Breaking New Ground
2014-10-29ByWangJun
By+Wang+Jun
Shale gas, which has helped the United States realize energy independence, is likely to set off an “energy revolution” in China, a major energy consumer with one of the worlds largest reserves of shale gas.
The countrys Ministry of Land and Resources (MLR) announced that it will soon launch the third shale gas exploration tender at a press conference on September 17.
According to Peng Qiming, Director of the Department of Geological Exploration of the MLR, by the end of July 2014, China had granted 54 permits for prospecting shale gas, with a total investment of 20 billion yuan ($3.26 billion). The MLR estimates that Chinas shale gas production will soon experience a period of massive growth, with its output reaching 6.5 billion cubic meters in 2015 and 15 billion cubic meters in 2017. By 2020, shale gas output in China may surpass 30 billion cubic meters and is expected to reach 40-60 billion cubic meters if properly explored, accounting for one fifth of the total natural gas output.
Uncharted terrain
China has regarded this clean and efficient natural gas as a new hope in guaranteeing the countrys energy security and readjusting its energy mix. During its 12th Five-Year Plan (2011-15) period, the government has issued several documents to support exploitation of shale gas and stimulate the development of the industry.
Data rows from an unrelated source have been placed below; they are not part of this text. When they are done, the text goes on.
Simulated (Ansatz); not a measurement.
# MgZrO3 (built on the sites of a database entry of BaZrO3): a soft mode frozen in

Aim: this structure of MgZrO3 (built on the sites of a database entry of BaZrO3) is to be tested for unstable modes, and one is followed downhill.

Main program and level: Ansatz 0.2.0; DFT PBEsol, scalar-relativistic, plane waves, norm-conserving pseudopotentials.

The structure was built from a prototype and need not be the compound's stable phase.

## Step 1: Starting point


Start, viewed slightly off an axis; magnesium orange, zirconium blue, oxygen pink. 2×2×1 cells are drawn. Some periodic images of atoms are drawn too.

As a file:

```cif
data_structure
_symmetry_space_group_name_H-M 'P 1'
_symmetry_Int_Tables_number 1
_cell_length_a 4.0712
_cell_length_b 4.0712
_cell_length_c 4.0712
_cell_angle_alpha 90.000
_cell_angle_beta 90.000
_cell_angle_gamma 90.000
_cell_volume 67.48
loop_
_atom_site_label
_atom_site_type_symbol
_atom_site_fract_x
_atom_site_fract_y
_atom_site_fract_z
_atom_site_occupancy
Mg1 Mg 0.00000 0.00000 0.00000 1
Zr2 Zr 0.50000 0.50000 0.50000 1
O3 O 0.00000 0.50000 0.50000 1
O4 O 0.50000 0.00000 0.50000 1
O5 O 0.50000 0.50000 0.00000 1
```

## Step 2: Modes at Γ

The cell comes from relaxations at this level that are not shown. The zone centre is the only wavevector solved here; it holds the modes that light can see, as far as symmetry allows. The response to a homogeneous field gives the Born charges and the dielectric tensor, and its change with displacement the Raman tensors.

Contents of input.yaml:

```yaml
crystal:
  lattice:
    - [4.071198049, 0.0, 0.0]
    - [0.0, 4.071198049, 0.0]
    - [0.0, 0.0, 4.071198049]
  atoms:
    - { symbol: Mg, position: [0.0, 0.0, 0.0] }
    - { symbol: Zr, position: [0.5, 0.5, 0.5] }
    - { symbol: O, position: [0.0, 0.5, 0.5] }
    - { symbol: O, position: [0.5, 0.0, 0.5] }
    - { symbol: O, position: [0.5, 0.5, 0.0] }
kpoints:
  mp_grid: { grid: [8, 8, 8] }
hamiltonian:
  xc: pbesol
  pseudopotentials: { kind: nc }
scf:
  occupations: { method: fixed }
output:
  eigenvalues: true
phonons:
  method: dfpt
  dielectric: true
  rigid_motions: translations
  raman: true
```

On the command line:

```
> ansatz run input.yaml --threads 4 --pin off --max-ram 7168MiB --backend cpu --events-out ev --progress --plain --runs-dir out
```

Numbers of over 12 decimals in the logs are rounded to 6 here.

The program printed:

Although the current shale gas output is still relatively small, the MLRs ambitious plan shows its determination to accelerate the development of the shale gas industry.
The macroeconomics institute affiliated to 21st Century Business Herald believes it is urgent that the country improve its capabilities in terms of prospection and output forecast, which not only constitutes the foundation for resource assessment, but is also the basis for formulating medium- and long-term shale gas development plans and of resource management.
Highly risky, the prospection and exploitation of shale gas require highly sophisticated technologies, enormous inputs and a lot of time. China has only just recently commenced exploitation of shale gas, and it produced only 200 million cubic meters of the fossil fuel in 2013.
The institute affiliated to 21st Century Business Herald believes that because of differences between the two countries in terms of geological structures, technological capabilities, infrastructures and business patterns, the success of the U.S. model for shale gas exploitation will be hard to replicate in China.
Though it is widely accepted that China has huge reserves of shale gas, the specific magnitude of recoverable reserves has not as of yet been established, and institutions at home and abroad offer quite different figures, ranging from 10.3 trillion cubic meters to 12.6 trillion cubic meters.
At the press conference, Peng admitted that Chinas shale gas industry is still in its infancy.
Compared to the United States, Chinas shale gas reserves are located much deeper, making the cost of discovering and mapping them two to three times higher that in the United States, Gordon Kwan, Regional Head of Oil and Gas Research at Nomura told news website ThePaper.cn.
According to a report by Haitong Securities Co. Ltd., the average cost of exploitation of shale gas in the United States is only about $0.11 per cubic meter, but in China where commercial exploitation has not yet commenced on a large scale, the exploitation cost is 1.24-2.68 yuan($0.2-0.44) per cubic meter in the absence of government subsidies.
Moreover, in the United States, most of the areas abundant in shale gas are in the central plains, vast but sparsely populated, while in China by contrast, most of the areas with rich shale gas reserves are densely-populated, and some of the areas are even home to unstable geological structures, where exploitation of shale gas could potentially cause earthquakes and other geological disasters.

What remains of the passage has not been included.